Because God is simple, not made up of parts, all His attributes are ultimately one. His holiness is His love is His power and so on. Consequently, when we are making distinctions between the divine attributes, we can sometimes think of one attribute as an application of another attribute to a particular concept or reality. For example, that God is infinite means that He has no limitations. Thus, His sovereignty is really His infinity applied to authority—His sovereign control and right to rule have no external limits; His sovereignty is infinite, extending in its fullness over all that He has created.
Today we are thinking about divine omnipresence, which is God’s infinity applied to location. Our Creator’s omnipresence means that there is no place where He is not present. Today’s passage describes the Lord’s omnipresence in poetic terms. There is no place where the psalmist can flee from God; wherever he goes, the Lord is there. From the highest heaven to the depths of the earth (Sheol), God is present. Our Creator inhabits both east (“the wings of the morning”) and west (“the uttermost parts of the sea”). The darkness cannot hide the psalmist from the Lord, for our Maker is present even there (Ps. 139:7–12).
Importantly, when we say that the Lord is omnipresent, we do not mean that a portion of His essence is in France, a portion is in Nigeria, a portion is in the Andromeda Galaxy, and so on. Instead, wherever the Lord is present, He is present in His fullness. He cannot be divided up into parts, after all. The seventeenth-century Reformed theologian Francis Turretin writes in his Institutes of Elenctic Theology, “Wherever [God] is, he is wholly; wholly in all things, yet wholly beyond all; included in no place and excluded from none; and not so much in a place (because finite cannot comprehend infinite) as in himself.”

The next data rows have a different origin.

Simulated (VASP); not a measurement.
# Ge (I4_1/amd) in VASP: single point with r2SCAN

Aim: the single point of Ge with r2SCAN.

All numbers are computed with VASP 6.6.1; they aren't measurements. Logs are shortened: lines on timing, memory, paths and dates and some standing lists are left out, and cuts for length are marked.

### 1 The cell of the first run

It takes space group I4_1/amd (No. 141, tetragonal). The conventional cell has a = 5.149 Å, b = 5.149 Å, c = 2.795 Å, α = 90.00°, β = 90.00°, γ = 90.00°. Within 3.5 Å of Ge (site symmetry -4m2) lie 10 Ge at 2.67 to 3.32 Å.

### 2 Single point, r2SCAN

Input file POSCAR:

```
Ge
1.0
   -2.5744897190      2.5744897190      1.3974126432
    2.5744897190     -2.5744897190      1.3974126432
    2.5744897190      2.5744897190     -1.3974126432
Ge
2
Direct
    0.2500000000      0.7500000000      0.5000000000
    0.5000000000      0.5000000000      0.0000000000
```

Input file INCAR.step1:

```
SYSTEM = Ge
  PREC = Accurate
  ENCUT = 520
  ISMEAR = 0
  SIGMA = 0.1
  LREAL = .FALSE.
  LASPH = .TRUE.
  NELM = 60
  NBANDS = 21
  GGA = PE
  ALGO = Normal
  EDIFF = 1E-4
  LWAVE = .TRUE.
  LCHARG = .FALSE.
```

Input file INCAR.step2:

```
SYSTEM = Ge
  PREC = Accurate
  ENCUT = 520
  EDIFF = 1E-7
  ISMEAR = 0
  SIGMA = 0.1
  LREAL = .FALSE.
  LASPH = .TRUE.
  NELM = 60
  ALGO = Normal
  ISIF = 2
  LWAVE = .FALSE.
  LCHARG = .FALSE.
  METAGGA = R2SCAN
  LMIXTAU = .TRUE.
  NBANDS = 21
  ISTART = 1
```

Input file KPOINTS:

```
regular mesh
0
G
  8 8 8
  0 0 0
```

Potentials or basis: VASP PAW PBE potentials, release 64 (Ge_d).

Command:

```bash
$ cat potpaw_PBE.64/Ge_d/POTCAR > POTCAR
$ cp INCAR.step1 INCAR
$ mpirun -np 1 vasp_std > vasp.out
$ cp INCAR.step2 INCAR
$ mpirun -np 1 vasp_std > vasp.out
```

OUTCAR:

God’s omnipresence has significant consequences. First, it means that we cannot hide from God, so we should not even try. When we sin, the Lord has seen it, so we should be quick to repent. His omnipresence means that wherever we are, we can reach out to the Lord in prayer, confident that He will hear us because He is present. Because the Lord is everywhere, we can also be confident that He sees every good that we do and every harm inflicted on us, and He will not fail to bring His just recompense in His own time, whether now or on the day of final judgment.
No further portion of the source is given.